Ben has been selected by the Learning and Skills Council (LSC) to be a champion modern apprentice, after being nominated by Darlington College of Technology, where he is taking his City and Guilds in welding and fabrication.

"The accident happened in the middle of my course and I had to take the year again," said Ben, who works for Hathaway Roofing, in Tindale Crescent, Bishop Auckland. "But I always wanted to work in engineering so need to have the qualifications. I have been into cars all my life. I love motorsport and have always wanted to be in a pit crew of a Formula One Team."

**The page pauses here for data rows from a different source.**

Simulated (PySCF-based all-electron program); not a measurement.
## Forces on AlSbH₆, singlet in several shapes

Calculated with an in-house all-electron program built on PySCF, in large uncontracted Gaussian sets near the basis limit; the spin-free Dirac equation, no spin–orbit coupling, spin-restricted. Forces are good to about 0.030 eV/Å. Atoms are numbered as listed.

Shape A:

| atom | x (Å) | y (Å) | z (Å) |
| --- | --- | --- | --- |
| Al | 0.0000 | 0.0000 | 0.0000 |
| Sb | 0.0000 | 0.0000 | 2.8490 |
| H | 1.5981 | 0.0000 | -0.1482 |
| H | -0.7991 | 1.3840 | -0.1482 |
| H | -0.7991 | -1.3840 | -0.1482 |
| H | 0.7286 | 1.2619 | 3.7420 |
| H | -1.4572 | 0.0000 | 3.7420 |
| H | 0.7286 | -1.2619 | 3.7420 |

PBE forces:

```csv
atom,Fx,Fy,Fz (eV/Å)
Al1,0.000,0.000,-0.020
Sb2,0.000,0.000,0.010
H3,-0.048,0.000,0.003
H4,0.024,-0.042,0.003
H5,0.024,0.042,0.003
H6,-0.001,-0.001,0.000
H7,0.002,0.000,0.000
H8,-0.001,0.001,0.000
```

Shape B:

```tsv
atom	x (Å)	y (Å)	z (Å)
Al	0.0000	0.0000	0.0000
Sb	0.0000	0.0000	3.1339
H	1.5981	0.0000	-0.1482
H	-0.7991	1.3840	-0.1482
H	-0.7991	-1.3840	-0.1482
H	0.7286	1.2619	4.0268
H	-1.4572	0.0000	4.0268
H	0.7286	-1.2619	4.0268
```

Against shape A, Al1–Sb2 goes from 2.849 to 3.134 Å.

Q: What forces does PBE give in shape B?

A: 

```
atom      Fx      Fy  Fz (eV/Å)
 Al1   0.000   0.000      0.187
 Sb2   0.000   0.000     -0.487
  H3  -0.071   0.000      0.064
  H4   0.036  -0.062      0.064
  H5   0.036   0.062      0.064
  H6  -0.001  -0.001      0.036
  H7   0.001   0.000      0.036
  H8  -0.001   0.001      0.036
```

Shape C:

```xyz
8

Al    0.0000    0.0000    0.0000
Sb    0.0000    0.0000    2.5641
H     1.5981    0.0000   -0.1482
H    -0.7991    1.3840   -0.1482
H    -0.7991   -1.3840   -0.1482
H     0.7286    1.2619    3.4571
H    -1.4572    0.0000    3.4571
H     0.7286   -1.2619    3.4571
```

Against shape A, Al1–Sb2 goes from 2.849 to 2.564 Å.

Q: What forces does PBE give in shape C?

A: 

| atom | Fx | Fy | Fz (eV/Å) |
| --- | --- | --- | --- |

Having a brush with death has made him more determined than ever to succeed. "It has altered my view of life. I take it a day at a time and enjoy it a lot more," he said.

This new-found appreciation is also helping him motivate young people in the Tees Valley. As a champion modern apprentice he attends presentations to encourage young people to take up a trade.

Darlington College's engineering and computing programme manager, Steve Richardson, said: "The LSC asked us to nominate candidates to talk about what it is like to be a modern apprentice. Ben came back to college after making a remarkable recovery from his injuries so he seemed the obvious choice."

Ben said: "I just sit down and talk to them about why I feel it is worth sticking at it and not just packing it in. I am also there to help them find the best way to do things because I have done them myself."

Though the one thing he does not recommend, is going through a hedge backwards in a car.